Australia is pinning its hopes on sugar to revitalise exports to Indonesia, as it seeks momentum for a free-trade agreement that has been mooted for nearly a decade.
With two-way trade at its lowest since 2009, Australian Trade Minister Steve Ciobo hailed a recent deal to reduce sugar tariffs from 8% to 5%, bringing the country into line with rate for South-East Asian nations. “[Australia is now working on a conclusion of the broader pact] by the end of this year,” Ciobo said.
“The gains in terms of sugar – to have the Asean tariff rate extended to Australia – are important because Australia was losing market share in Indonesia, losing it to Thailand,” Ciobo said recently in an interview in Jakarta, referring to the Association of Southeast Asian Nations (Asean).
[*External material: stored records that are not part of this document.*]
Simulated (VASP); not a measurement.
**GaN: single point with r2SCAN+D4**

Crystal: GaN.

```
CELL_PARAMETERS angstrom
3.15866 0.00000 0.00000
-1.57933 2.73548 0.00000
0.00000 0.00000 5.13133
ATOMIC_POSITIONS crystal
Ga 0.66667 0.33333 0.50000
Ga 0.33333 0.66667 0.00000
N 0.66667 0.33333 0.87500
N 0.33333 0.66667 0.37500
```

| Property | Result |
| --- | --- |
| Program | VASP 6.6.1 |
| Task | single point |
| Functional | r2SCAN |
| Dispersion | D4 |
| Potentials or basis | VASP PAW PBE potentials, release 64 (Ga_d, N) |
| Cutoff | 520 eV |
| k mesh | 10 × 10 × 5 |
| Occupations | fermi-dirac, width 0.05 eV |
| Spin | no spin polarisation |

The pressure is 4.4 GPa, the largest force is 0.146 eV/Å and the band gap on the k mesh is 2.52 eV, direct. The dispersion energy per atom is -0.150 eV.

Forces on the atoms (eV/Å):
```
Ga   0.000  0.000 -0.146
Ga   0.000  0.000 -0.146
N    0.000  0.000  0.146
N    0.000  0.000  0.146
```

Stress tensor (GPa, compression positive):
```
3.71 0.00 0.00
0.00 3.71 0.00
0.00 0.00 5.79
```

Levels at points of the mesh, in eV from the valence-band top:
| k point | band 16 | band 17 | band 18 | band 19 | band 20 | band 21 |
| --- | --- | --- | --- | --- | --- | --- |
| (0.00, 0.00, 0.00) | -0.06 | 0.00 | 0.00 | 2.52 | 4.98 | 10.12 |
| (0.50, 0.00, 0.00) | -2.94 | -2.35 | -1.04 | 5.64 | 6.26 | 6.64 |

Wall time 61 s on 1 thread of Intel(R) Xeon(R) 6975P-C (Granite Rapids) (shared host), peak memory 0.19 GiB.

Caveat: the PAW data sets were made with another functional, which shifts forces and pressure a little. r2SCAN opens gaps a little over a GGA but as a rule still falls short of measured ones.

Amid slumping global trade, Australia and Indonesia are accelerating efforts to reach an agreement on a comprehensive economic partnership – in essence, a free-trade deal. It was first mooted in 2007 and reactivated last year, after negotiations stalled amid political disputes over spying allegations and Indonesia’s execution of Australian drug smugglers.
Australia is Indonesia’s ninth-biggest trading partner. The countries had two-way trade in 2015, of $9.3 billion, although that is down from $12.26 billion in 2012.
Low-Hanging Fruit
A flurry of recent ministerial visits – Ciobo said that he had met or spoken with his Indonesian counterpart 15 times since July – was capped last week, with the second meeting in two weeks between Indonesian President Joko Widodo and Australian Prime Minister Malcolm Turnbull, this time in Jakarta.
“There’s always offensive and defensive interests in any negotiation – that’s completely understandable – but there is a commitment to getting a deal done, and that’s what were both focused on,” Ciobo said.
Still, the deal on sugar may not give major traction to the broader agreement, according to Arianto Patunru, an economics fellow at the Australian National University. “Sugar is easy to deal with, it’s a low-hanging fruit.”
"Indonesia’s approach to trade agreements is quite different to the approach taken by Australia,” Patunru said. “Indonesia, usually, and Asean countries, they try to multilateralise their agreements, and they’re not really heavy on bilateral.”
Indonesian Trade Minister Enggartiasto Lukita said, “[The frequent contact with Ciobo shows] how willing we are to bring our trade and investment relations to the next level.” He cited agricultural supply chains, education and tourism as sectors on the agenda.
‘Close Neighbours’
“I do not believe that this is a zero-sum game,” Lukita said last week at a business dinner in Jakarta. “This is about developing a future partnership between friends, between two close neighbours, the two largest economies in South-East Asia.”
The sugar deal was struck under the auspices of an existing deal between Asean, Australia and New Zealand. It will come into effect by the end of the year, according to a spokesman for Agriculture Minister Barnaby Joyce.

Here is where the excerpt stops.